Tuesday, January 5, 2010

More Top Books of the Year, from The Washington Post

I divide my interest in the Washington Post Book World into before and after they ended print subscriptions. I like printed stuff (shockers), and even though I can read it online, I am often forget. I believe it's still stand-alone, but who would know as you have to go to at least Baltimore to see it? I still consider it important, however, and note the list and link here.

The link here goes to their review, not the Boswell website.

Fiction first...

American Rust, by Philipp Meyer. Reviewed by Ron Charles. It's Steinbeckian! The paperback comes out on Tuesday, January 10th.

A Gate at the Stairs, by Lorrie Moore. Reviewed by Ron Charles. This is a mix of regular critics and guest reviewers.

The Museum of Innocence, by Orhan Pamuk. Reviewed by Marie Arana, a critic at large who used to work for the Book World. I like their bottom-of-the-review links, which look like a sort of Olympic literary flag.

The Stalin Epigram, by Robert Littell. Reviewed by Patrick Anderson. Anderson writes the Monday Thrillers review.

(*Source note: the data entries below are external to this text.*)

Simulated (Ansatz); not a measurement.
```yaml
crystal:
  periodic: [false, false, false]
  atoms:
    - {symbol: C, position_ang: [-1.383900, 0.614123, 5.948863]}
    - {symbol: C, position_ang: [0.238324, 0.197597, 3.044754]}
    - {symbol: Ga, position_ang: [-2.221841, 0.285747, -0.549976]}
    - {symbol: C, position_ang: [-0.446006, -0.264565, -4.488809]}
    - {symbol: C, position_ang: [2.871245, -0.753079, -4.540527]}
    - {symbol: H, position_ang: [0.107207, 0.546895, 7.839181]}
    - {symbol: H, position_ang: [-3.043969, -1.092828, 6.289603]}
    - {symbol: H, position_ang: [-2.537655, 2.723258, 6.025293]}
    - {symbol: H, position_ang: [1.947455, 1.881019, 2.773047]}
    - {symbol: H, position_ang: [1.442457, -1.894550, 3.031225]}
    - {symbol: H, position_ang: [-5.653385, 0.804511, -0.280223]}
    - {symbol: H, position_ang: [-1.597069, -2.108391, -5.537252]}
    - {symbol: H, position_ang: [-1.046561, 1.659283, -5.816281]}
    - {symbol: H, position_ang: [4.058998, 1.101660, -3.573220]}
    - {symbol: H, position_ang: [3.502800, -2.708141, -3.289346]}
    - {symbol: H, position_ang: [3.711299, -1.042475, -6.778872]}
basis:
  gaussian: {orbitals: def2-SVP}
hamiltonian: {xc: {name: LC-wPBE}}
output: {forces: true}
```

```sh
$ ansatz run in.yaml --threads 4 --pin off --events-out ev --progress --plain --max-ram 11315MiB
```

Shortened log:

Wolf Hall, by Hilary Mantel. Reviewed by Wendy Smith. Much said elsewhere. Embarrassed not to have read it, but at this point, can quote enough recs and prizes that I do not have to.

Now nonfiction...

Oddly enough, though the book is mostly set in Chicago, and the author appeared at the Chicago Printer's Row Book Fair, it doesn't look like the Chicago Tribune reviewed it.

Half the Sky: Turning Oppression Into Opportunity for Women Worldwide, by Nicholas D. Kristof and Sheryl WuDunn. Reviewed by Carolyn See. Oops, this reminds of something I have to follow up on...no comment.

Pop: A Life of Louis Armstrong, by Terry Teachout. Reviewed by Louis Bayard. We did very well with this, and both my brother-in-law and my friend-customer Eric are reading it (or since I haven't talked to either of late, they might have read it already).

Stitches: A Memoir, by David Small. Reviewed by Michael Sims. Many fans at Boswell.